Asger Carlsen: I have a background in newspaper. I was doing newspaper for a few years. I was doing crime stuff mostly. I started back in…’91; I can’t remember anymore. You know, up until 2000 I was working as a newspaper editor, and then I was freelancing, and then you know everyone knows the newspaper business is not in a healthy economy anymore, so work was less, so I was kind of done with it. I started working more and more for magazines.
CH: Your work reminds me of Jeff Wall. Are you in any way influenced by him?
AC: Yeah. I like him more as an artist than a photographer. I like his ideas. I like this whole idea where this guy was locked in, you know, this picture where this guy is cleaning? He took this picture where he asked this guy to come in and started cleaning the floor or something and started shooting him, and “I don’t believe it. I don’t believe what I’m seeing.” So then he hired him for a whole month to do the same, and then after a month he said, “OK, now I believe him.” But I’m not really inspired by that.

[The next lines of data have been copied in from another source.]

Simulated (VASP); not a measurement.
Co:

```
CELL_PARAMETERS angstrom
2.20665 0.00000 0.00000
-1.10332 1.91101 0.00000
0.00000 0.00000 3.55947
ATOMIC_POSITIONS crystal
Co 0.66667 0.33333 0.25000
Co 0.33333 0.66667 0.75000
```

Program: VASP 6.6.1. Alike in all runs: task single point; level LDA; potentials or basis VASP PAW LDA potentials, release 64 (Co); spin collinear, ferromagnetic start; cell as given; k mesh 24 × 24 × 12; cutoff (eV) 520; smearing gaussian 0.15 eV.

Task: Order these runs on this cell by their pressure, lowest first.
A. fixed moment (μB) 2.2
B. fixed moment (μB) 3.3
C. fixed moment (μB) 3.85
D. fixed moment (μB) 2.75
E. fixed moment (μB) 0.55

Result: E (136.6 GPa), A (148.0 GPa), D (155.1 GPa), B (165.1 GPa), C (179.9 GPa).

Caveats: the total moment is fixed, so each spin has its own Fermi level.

CH: Right, then who are you influenced by?
AC: Um, I think Louise Bourgeois. I mean she likes to play around with reality and molds and shapes. It’s basically about being curious, curious about seeing stuff and experiencing moments. And I guess that you know, I’ve been having that feeling for a long time, but my Wrong project was more, it’s kind of realizing that reality is not enough for me. I need to see something more than just colors, but still has the same kind of voyeurism.
CH: What is you creative process?
AC: My creative process is pretty much working hard. Like trying over and over. I spend a lot of time on it and then I leave it. I’m not looking at it for a day or two. And then I get back to it.
CH: What kind of camera equipment do you use?
AC: I use all kinds of cameras, some of them digital, some of them not. It’s not about techniques at all as I see it. It’s sort of a destruction of my own aesthetics. It’s not about being a good photographer.
CH: So the O or the 0 (zero) series? Which is it?
AC: It doesn’t matter.
CH: OK. So this series and the Detour series are very color-saturated, and I was wondering why you would turn to black and white in the Wrong series?
AC: I was just tired of dealing with colors. Too much work in the retouching process. I was just tired of it, and I was doing these really strong manipulations of photography, so I wanted to make it more believable and not pretentious.
CH: When and how do you decide to do black and white or color, before or after the shoot?
AC: The first ones I did in 2006, and I actually did that in color. And I remember I worked on them for a week or something at like four images, and then I didn’t show them to anyone because I thought it was too “art.” I wasn’t ready for it. I just happened to have some time with my camera, playing around. So I actually didn’t show them to anyone until a year after. And I showed them to one of my friends and he said, “This is great.” So I didn’t really start to work on it before 2007. Besides I thought it was too “art,” too away from the photography I was doing at the time.
CH: So we see characters like Superman and Marilyn Monroe in the Detour series. Are you specifically looking for the American stereotypes or just documenting them?
AC: I had this whole thing about doing a road trip, so it was about that. It was more like an aesthetic exercise for me. But still it has some similarities to what I’m doing now. I like odd moments. I like this whole odd moments; I like to see. I like to look at people. Sometimes it gets me in trouble; I look too much. It gets me in trouble a lot.
CH: Are you commenting on society, contemporary culture, or consumer culture? Or are your works about the individual that you photograph?
AC: Neither. It’s just me. It entertains me. It feeds my curiosity. And that’s kind of what makes my day when I go around in the streets, and I see small stuff, and I see moments, and it’s difficult to explain what it is that you do sometimes. With my Wrong project, sometimes I’m almost doubting what I’m doing. It’s so different from what I’ve been doing in the past as a photographer. I mean, I’m almost pulling myself away from being a photographer.
CH: But you’re still using photography as a medium?
AC: That’s just because that’s the medium I’m most familiar with.
CH: Right. But you’re trying to do something different. So you’re pulling yourself away from photography with photography?
AC: My shots in the past have been more static, more designed, a lot more framed. This one is more of an aesthetic expression. It’s a lot more about photography, about being a good photographer. Some of the images can’t even be considered photography. You know, it’s too sloppy; there’s nothing to it. So in that sense, I feel like I’m destroying my own aesthetic a little, which is healthy; I enjoy it.